Tuesday, March 7, 2017

Visualizing and Clustering Pizza Places in Pittsburgh

I am using the dataset provided by Yelp.com to explore the spatial distribution of restaurants in Pittsburgh. I created a small program to parse the json file provided on the website and extract restaurant information from it. The program is available here.

The graph below shows the locations of pizza places plotted on the map of Pittsburgh. The colors of the nodes represent the Stars (ratings from reviewers), and the sizes represent the number of reviews.

 I clustered the pizza places into five groups using the Kmeans algorithm, according to their geographical locations and numbers of reviews.

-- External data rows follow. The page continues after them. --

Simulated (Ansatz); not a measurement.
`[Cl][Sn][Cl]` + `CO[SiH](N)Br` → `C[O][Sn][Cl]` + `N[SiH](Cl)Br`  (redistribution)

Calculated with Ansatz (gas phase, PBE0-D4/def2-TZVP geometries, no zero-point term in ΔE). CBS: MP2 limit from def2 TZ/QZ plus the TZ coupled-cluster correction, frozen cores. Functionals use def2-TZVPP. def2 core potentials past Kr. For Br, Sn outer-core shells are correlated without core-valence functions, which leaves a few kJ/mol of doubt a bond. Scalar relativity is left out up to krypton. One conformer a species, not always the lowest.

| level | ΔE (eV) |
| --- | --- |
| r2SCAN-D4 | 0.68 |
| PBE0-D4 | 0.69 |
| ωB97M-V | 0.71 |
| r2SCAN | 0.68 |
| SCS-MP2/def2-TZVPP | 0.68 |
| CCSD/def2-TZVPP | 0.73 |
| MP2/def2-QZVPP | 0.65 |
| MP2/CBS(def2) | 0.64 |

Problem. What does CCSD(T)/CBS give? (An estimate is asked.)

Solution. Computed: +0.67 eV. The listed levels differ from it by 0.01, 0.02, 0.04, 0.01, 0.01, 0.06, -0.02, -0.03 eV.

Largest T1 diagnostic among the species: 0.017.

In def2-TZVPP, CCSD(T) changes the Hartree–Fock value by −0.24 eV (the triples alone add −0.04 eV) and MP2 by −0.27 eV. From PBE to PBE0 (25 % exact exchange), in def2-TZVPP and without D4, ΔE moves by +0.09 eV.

Clusters Number of Items Center Latitude Center
Review Count
Cluster 1 145 40.345 -80.055 17.952
Cluster 2 73 40.353 -79.791 11.945
Cluster 3 215 40.444 -79.966 38.888
Cluster 4 121 40.531 -80.086 18.397
Cluster 5 79 40.494 -79.78 12.823

It is interesting that the center of Cluster 3 (red) has significantly higher review count than other clusters. Comparing the results with the map of Pittsburgh neighborhoods (Image: Tom Murphy VII.), it is shown that most nodes of Cluster 3 are located in the central district and areas near the city center. That may be why theses pizza places receive more reviews, which imply that they are more popular.

This time, I clustered the pizza places into five groups according to their geographical locations and Stars instead of the number of reviews. This time, Cluster 3 (red) and Cluster 4(light green) have a lot of overlapping areas near the city center. The Stars of the centers of Cluster 3 and 4 are very different, equal to 2.4 and 3.8 respectively. That means the pizza places in the same area are clustered into two groups. Therefore, while pizza places near the city center are more popular than others, they are not higher rated. I find it very interesting to explore issues in the social science by analyzing social media data, and hope to do more in the future!